Husky Oil Operations Limited v Canada-Newfoundland and Labrador Offshore Petroleum Board, 2014 FC 1170
Another recent decision from a Canadian court highlights the ongoing tension between industry confidentiality and the right for the public to access documents disclosed to regulatory bodies (see our previous post from September 26, 2014 dealing with a similar issue [found here]. In its Reasons for Judgment released December 19, 2014 [a copy of which can be found here], the Federal Court of Appeal overturned a decision (the “Decision”) by the Canada-Newfoundland and Labrador Offshore Petroleum Board (the “Board”) to disclose incident notifications and investigation reports (the “Information”) which had been provided to the Board by Husky Oil Operations Limited (“Husky”), in connection with Husky’s operation of its Henry Goodrich drilling rig, located in the Newfoundland and Labrador offshore area. The Information, which was for the period from April 1, 2012 to December 31, 2012, had been requested by an unidentified party pursuant to the provisions of the Access to Information Act, RSC 1985 c A-1 (the “Access Act”). The Information Commissioner of Canada (the Information Commissioner”), who had been added as Respondent to the proceeding by Order made May 3, 2013, unsuccessfully submitted that the Board had correctly determined that the Information ought to be disclosed.
By way of background, Husky was required to submit the Information to the Board pursuant to the requirements of the regulations enacted under Part III of the Canada-Newfoundland Atlantic Accord Implementation Act, SC 1987, c 3 (the “Accord Act”). In accordance with section 119(2) of the Accord Act, the Information was privileged and could not knowingly be disclosed without the written consent of Husky, “except for the purposes of the administration or enforcement of either Part [II or II of the Accord Act]…” (the “Exception”). The central issue before the Federal Court was whether the Board had erred in having determined that section 119(2) contains an element of discretion that authorized the disclosure of the Information pursuant to the Exception, notwithstanding the statutory privilege created by that provision.
Describing itself as a safety regulator working in the public interest, the Board argued that the release of the Information would inform the public about the management of safety issues in the offshore industry. It submitted that it had exercised its discretion to release the Information in good faith and without regard to irrelevant considerations, and that its exercise of discretion was reasonable. The Information Commissioner largely agreed with the submissions of the Board, arguing that the Board had correctly determined that the requested Information fell within the Exception, set out under section 119(2) of the Accord Act.
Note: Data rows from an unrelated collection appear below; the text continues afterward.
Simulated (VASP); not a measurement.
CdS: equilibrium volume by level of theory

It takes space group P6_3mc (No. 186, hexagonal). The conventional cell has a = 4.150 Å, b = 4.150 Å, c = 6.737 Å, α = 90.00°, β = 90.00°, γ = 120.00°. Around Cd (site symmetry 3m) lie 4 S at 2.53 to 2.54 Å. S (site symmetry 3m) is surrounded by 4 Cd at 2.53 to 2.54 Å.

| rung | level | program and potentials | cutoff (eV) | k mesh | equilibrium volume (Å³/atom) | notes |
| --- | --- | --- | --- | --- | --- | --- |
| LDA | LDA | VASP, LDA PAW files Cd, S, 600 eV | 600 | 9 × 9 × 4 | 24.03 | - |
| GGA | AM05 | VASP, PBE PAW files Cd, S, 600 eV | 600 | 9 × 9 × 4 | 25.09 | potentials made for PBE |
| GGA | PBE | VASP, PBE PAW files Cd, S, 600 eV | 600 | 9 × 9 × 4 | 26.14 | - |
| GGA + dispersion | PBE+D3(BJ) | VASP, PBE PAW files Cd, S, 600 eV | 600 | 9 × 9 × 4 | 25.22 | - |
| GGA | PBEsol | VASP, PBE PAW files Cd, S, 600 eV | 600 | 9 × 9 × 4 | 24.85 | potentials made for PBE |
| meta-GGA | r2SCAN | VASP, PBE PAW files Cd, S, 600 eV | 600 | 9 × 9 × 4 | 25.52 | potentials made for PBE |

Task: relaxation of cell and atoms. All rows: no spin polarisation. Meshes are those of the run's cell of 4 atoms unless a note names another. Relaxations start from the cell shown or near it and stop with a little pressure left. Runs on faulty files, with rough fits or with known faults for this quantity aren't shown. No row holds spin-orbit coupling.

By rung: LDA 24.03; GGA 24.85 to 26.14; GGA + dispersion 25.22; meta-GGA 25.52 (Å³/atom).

Husky argued that the privilege provided for under section 119(2) of the Accord Act applied to the Information, and that the Exception was inapplicable since disclosure of it was not required for the purposes of administration or enforcement of Part II or III of the Accord Act. It submitted that section 119(2) is meant to encourage witnesses and parties to participate openly in safety investigations and that if Parliament intended to create a public interest discretion to authorize the disclosure of privileged information, it would have clearly set out such an exemption.
The Federal Court agreed with Husky, and rejected the Board’s interpretation of section 119(2) as containing an element of discretion that permitted the Board to act in the public interest. While the Court acknowledged that “[t]he jurisprudence has established that the public has a real and important interest in having access to information relative to safety in the offshore industry and the Board’s fulfillment of its mandate” (para 59), it further found that:
The Board had not shown that exemption of the information from the benefit of the privilege would be necessary for the purposes of administration or enforcement of the Accord Act. The interpretation of that provision, as submitted by both the Board and the Commissioner, would effectively create a public interest discretion which is not found in the Accord Act (para 60).
The Court held that if Parliament had intended to include a public interest override for the statutory privilege in section 119(2) of the Accord Act, it would have done so in clear terms, as it has in the Canada Transportation and Accident Investigation and Safety Board Act (para 66).
The Court went on to find that while safety is a concern of the Board, and while there is a public interest in the safe operation of offshore petroleum operations, the public interest alone does not justify disclosure of reports and information generated by offshore petroleum operators. It was held that the Board’s interpretation of section 119(2) of the Accord Act arose from an overly broad reading which the language of that provision cannot bear. Interestingly, the Court held that Husky “is not generally accountable to the public and is entitled to the protection of both the Access Act and the Accord Act” (para 83).
- This case is an example of an administrative body taking the controversial position of appearing on an application for judicial review (or an appeal) of its decision, not merely to provide the adjudicator with the necessary background underlying the decision, but to actively advocate a position in support of it. This ongoing tension has been recently discussed in our blog post on January 21, 2015 regarding the decision of Imperial Oil Limited v Jacques [found here].
- Importantly, industry may be able to rely on this decision to resist any attempt by the Alberta Energy Regulator to disclose potentially sensitive information provided to it following a request for that information pursuant to s.4(1) of the Alberta Freedom of Information and Protection of Privacy Act.